I had in mind meetings that would allow my networks of friends to meet and get to know one another so they could create direct relationships without my being an intermediary.

In practice, it worked out far better than I could possibly have anticipated! In fact, ever since the first meeting, we’ve been meeting every two weeks in an engaging and exciting discussion.


The forum soon decided it needed a name and so – and I swear I had no hand in this! – Giora’s Buddies was born.


Given the times we live in, we meet on Zoom, where all sorts of subjects come up, typically touching on a wide and varied range of management topics.

Discussions are led either by forum members or invited guests with expertise in their particular fields.


We’ve already touched on a number of subjects: We ‘tossed’ a startup onto hot charcoal (figuratively, not literally!) in order to take a look at its offering and focus; we heard from the experience of friends who had been responsible for managing crises, and then there was the participant who divulged the story behind the exit of a startup where he had been CMO (Chief Executive Officer). We’ve also discussed Design Thinking at length, and numerous other topics.


Each meeting stimulates open and fruitful debate. It’s a real pleasure.

So yes, I’ve got great buddies 😊

In mid-June, at the Forum’s sixth meetup, we had two special guests to talk about leadership:

Dr. Ravit Oren, the author of Leveraging Human Capital for Competitive Advantage, stressed that it is of utmost importance that employees actually experience their role as meaningful and valuable to the company.

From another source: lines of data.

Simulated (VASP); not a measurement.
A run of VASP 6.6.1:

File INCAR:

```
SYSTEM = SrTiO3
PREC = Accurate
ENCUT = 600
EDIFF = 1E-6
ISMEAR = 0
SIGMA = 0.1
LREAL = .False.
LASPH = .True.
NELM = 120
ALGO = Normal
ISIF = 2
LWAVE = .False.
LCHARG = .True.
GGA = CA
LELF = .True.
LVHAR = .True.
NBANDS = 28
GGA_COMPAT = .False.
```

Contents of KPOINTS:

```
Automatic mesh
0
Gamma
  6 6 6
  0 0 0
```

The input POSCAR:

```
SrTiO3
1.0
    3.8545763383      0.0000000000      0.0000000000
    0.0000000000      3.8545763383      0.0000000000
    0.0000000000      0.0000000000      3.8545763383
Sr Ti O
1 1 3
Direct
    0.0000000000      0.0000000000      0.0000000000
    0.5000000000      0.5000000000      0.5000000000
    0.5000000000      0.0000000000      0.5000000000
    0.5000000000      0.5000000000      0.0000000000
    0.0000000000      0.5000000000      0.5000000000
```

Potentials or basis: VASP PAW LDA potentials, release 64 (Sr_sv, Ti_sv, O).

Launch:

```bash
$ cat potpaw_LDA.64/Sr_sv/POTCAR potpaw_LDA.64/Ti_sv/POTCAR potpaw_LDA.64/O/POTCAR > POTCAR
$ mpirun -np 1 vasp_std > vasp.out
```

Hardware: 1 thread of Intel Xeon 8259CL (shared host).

When it comes to management and leadership, Ravit talks about seven ‘commando techniques’ that contribute to the bottom line:

  1. To constantly upgrade the team’s skills and capabilities: coaching sessions, manager and employee education, and so forth.

  2. Managers need to verify that their employees actually sense the company’s vision in everyday activity and not only in banners and stickers on the company’s walls. The connection with the vision has to be so real and authentic that it would be on the tip of the tongue of every employee if you were to wake them up in the middle of the night.

  3. To demonstrate and behave from an attitude of positive energy and optimism, because good energy is contagious. 😊

  4. To create trust through transparency. One needs, of course, to exercise judgment and intelligence about the optimum level of transparency.

  5. Good leaders know how to make decisions courageously, even though they are not always popular – they don’t sit on the fence and fudge the issues.

  6. In taking risks, leaders stimulate inspiration since it allows employees to break through and stretch boundaries with which they are not familiar.

  7. Managers celebrate success: If something has been a success, it’s worthwhile, important, and recommended to celebrate it. To create visibility for these successes.


After hearing Ravit’s seven commando techniques, the participants proposed an eighth "commando technique" of their own:

Good leaders show their employees they care about them and love them.

Although unplanned, this eighth commando method connected directly to what Lior Gross, the second speaker at the meetup, had to say.



Lior heads Torus Group. He talked to us about transitioning from power leadership (alpha leadership) to powerful leadership (based on Torus energy or Torus leadership).


Lior researched the topic of leadership for quite some time. While doing so, he studied how companies like Google and Facebook work, and how their corporate executives identify the factors that lead to a winning team.



As an outcome of the research and an inner process Lior experienced, he came to realize that Torus management starts from within. Such a leader is authentic. Torus leaders realize they are not perfect and relinquish the need for pretense and the need to appear perfect.


Lior expands on this point and says that the opposite of concealment is agreement …

The leader’s agreement to allow, to reveal, and to truly let himself/herself be seen.


A key term in this style of leadership is to love and not to seek to be loved:

  1. Powerful leaders (having the Torus leadership style), have a deep acquaintance with their people.

  2. These leaders take care of their people.

  3. They have responsibility for their employees – responsibility for their success; responsibility to assist their employees develop and study.

  4. Leaders of this kind show respect towards the people who work with them. They never patronize them.

In general, Lior divides the types of strength that motivate people into two categories:

One is love; the other is fear.


Powerful leadership (Torus leadership) is the one that is powered by love.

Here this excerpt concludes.